About Western Sydney University
Western Sydney University, formerly the University of Western Sydney, is an Australian multi-campus university in the Greater Western region of Sydney, Australia. The university in its current form was founded in 1989 under the terms of the State Legislature “Western Sydney University Act 1997 No 116″[, which created a federated network university with an amalgamation between the Nepean College of Advanced Education and the Hawkesbury Agricultural College. The Macarthur Institute of Higher Education was incorporated in the university in 1989, and in 2001 the University of Western Sydney was restructured as a single multi-campus university rather than as a federation. In 2015, the university underwent a rebranding which resulted in a change in name from the University of Western Sydney to Western Sydney University. It is a provider of undergraduate, postgraduate and higher research degrees with campuses in Bankstown, Blacktown, Campbelltown, Hawkesbury, Liverpool, Parramatta, and Penrith.
In 2019 the QS World University Rankings ranks the university 25th in Australia, coming 5th in Sydney. It is currently ranked in the top 300 in the world in the 2019 THE World University Rankings and 19th in Australia.
Foundation and early years
The University consists of an amalgamation of campuses, each with their own unique and individual history. In 1891, the Hawkesbury campus was established as an agricultural college by the NSW Agricultural Society. At Parramatta, Western Sydney University owns and has renovated the Female Orphan School building, the foundation stone of which was laid by Governor Lachlan Macquarie in 1813.
In 1987 the New South Wales Labor government planned to name the university Chifley University, after the former Labor Prime Minister, Ben Chifley. However, in 1989, a new Liberal government reversed this decision and controversially named it the University of Western Sydney.
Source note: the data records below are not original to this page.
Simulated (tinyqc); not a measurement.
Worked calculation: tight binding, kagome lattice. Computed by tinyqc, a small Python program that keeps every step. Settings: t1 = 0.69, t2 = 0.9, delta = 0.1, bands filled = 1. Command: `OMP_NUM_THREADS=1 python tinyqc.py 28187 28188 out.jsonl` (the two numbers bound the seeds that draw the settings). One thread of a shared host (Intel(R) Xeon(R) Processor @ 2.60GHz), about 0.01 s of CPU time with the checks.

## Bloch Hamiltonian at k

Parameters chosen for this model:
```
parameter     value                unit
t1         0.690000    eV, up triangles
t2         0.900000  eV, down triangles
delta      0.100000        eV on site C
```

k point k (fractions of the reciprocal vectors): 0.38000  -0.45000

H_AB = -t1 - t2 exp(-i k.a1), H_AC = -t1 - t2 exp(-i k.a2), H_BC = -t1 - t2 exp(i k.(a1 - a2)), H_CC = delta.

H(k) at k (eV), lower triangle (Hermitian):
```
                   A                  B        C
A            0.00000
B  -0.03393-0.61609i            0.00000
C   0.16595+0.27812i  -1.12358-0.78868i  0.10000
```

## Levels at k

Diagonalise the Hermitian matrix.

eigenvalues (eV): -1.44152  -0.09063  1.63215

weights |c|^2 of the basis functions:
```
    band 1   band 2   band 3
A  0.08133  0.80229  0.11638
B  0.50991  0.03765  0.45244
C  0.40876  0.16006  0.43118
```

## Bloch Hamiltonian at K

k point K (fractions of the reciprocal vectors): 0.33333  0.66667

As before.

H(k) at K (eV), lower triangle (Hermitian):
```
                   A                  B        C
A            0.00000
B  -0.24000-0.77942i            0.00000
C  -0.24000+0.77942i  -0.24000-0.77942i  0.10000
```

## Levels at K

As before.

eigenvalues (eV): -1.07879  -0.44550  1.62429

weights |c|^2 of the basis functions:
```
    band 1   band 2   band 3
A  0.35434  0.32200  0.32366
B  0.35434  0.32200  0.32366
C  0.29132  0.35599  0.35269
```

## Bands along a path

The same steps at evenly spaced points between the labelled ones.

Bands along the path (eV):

In 1989, teachers’ colleges and Colleges of Advanced Education in Sydney’s western suburbs were given university status under the University of Western Sydney Act of 1988. The 1990s saw the federation of three education providers: UWS Nepean, UWS Hawkesbury and UWS Macarthur. 1989 was the year the Hawke federal labour government introduced HECS, the Higher Education Contribution Scheme. The University has a legislative basis in NSW state legislation with the passing of the University of Western Sydney Act (NSW) 1997, which also empowers the university to make by-laws affecting the operation of the university. In 2000, in order to reduce administrative expenses and duplication of courses offered by the inner Sydney universities and to eliminate competition between Western Sydney University member institutions, Western Sydney University became one multi-campus university.
The Western Sydney University is made up of six campuses and one precinct, with each campus hosting their own unique array of courses, of which different units can be completed across multiple campuses.